Labour conference: new regional economic model will reach ‘left-behind’ communities

26 Sep 17

A new economic model for the regions would help the Labour Party make “a fundamentally better offer” to voters, according to local government and devolution spokesman Jim McMahon.

Speaking at a fringe event yesterday, McMahon, MP for Oldham West and Royton and a former leader of Oldham Council, argued that his party should look specifically at public procurement spending and local transport links, highlighting their potential to boost local economies.

He said too many people in his constituency felt “left behind” and that bold new regional policies were both “the right thing to do” and necessary to win voters back to the party.

Talking about spending on services by public bodies as one route to keep investment in the local economy, McMahon said: “We spend £242bn a year, a third of our public spend, on procurement. That’s an easy way the government can make a change happen today, to make sure that co-operatives and mutuals and social enterprise in particular manage to benefit from that government investment”.

All three of these models aim to make a positive local impact when they deliver services. 

McMahon also raised the “massive issue” of local transport, which in his constituency is “over-priced and not very reliable and doesn’t go to where people need the jobs that they deserve”.

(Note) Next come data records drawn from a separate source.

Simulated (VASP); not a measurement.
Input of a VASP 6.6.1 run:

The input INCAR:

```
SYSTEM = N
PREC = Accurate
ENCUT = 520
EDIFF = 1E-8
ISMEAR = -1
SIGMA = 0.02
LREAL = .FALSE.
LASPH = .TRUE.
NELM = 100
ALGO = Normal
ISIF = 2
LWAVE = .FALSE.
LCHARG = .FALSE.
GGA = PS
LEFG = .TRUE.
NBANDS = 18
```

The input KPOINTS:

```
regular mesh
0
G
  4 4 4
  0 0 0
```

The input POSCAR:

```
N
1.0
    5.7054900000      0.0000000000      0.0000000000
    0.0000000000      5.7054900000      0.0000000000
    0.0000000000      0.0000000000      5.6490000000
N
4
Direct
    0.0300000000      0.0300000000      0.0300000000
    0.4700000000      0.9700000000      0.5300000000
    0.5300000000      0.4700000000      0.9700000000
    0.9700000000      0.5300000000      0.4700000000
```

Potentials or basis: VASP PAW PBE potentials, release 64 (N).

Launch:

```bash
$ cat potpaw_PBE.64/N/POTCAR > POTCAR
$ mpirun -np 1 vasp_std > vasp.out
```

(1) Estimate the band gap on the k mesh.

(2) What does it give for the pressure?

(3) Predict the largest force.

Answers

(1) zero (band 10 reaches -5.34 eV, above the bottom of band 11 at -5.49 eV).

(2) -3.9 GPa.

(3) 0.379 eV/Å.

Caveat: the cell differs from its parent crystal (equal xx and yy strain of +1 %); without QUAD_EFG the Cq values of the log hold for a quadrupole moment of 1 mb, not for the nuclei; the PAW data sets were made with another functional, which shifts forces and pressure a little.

He welcomed major transport initiatives connecting the big cities of the north, but pointed out that tens of thousands of new jobs in places like Oldham are on the outskirts of the town, where links remain extremely poor.

“What I want to see from an incoming Labour government is a determination not just to make it a bit better for people who are struggling to get by,” he said. “I don’t even want them to do slightly better in the future than they are today. I think we need a completely different model of the way that we govern”.

Without a “fundamentally better offer” to voters, he said “Labour are really going to struggle to form a government, because I don’t think people are going to come to us”.

Joining McMahon on the panel, councillor Angeliki Stogia, from Manchester City Council, agreed that simply creating more jobs “is not going to cut it”.

Her council’s ethical procurement policy, Stogia argued, means that over half of its annual £600m budget goes to 300 Manchester-based suppliers. “That translates into jobs and translates into suppliers,” she said, “as well as qualifications for our workforce.”

Torsten Bell, director of the Resolution Foundation think-tank, told the same event that one unexpected consequence of the financial crash had been “a renaissance of regional leadership”. This was essential to securing stronger growth, Bell argued.

But he also cautioned that people’s real incomes all over the country remain precarious: “We are almost certainly in the worst decade for earnings growth since about 1800. And then the problems were caused by Napoleon, not by the collapse of Northern Rock.”